Dirty Jobs At The Gates Of Dell: CES Keynote Analysis.

Todd Bishop has an interesting analysis of Bill Gates, Steve Jobs, and Michael Dell's keynotes up, using Tag Clouds and textual analysis. I think a glance at the tags is pretty revealing of the differences between Apple and Microsoft. The biggest tag in Job's cloud is "Phone" followed by "iphone" and "ipod". Clearly Steve's keynote was very focused on the ipodination of the consumer electronics market. Bill Gate's biggest tags are "great" and "devices" ("windows" and "vista" seem to come in third and fourth respectively).

I find it interesting that one of Bill's biggest tags is an adjective, whereas Steve's is a product. While Bill's keynote may have been less focused than Steve's, Apple's head salesman's highest ranking adjective (which is also great) is somewhere around fourth place. See, a lot of people think Bill's keynotes are boring compared to Steve's; and for the most part they're right. It's the same way that a cool cell phone commercial with the latest teeny popper hit is more exciting than the Discovery Channel. Steve Job's Keynote is nothing more than an advertisement for the ipod and the iphone. Bill Gate's Keynote is more about a vision, the way Microsoft would like the world to be. A lot of "Great Devices" powered by "Windows Vista". I think Bill has a far grander vision than Steve. Steve is just better at packaging his product.

As for Michael Dell... his biggest tags seemed to be gaming, home, online, great. So he's interested in "Great Home Gaming Online" it would seem. Honestly I haven't listened to Dell's keynote so I don't feel qualified to post any opinion, anyone out there that does?

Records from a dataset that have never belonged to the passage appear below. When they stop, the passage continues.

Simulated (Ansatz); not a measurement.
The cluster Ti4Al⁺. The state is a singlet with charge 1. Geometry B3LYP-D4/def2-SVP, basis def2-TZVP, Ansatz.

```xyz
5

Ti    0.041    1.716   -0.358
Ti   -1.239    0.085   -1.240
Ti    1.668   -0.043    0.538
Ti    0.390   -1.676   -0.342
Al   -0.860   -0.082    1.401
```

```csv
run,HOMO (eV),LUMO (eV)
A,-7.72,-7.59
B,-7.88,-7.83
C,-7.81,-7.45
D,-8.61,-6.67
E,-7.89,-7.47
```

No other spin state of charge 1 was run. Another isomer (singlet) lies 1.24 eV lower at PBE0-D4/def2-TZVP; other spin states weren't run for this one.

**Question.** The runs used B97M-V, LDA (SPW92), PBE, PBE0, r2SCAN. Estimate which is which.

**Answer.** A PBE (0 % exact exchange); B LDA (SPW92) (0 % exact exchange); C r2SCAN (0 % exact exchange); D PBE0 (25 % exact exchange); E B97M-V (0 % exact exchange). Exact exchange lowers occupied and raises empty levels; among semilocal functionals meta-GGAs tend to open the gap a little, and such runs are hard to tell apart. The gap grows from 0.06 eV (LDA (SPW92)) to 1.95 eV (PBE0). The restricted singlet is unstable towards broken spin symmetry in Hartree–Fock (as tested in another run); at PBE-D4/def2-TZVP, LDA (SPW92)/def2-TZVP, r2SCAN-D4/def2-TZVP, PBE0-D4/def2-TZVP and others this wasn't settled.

***Edited: 1/15/07@10:30pm*** Figured since I made Scoble's Shared Items, I should make my post make sense. :)

2 comments:

Anonymous said...

my question is should it be then or should you have used than. It is very difficult to read text that was translated from another language.

Michael.NET said...

I should I have used "than". "Then" refers to order in time, not comparisons. Thanks for pointing it out, I updated the post!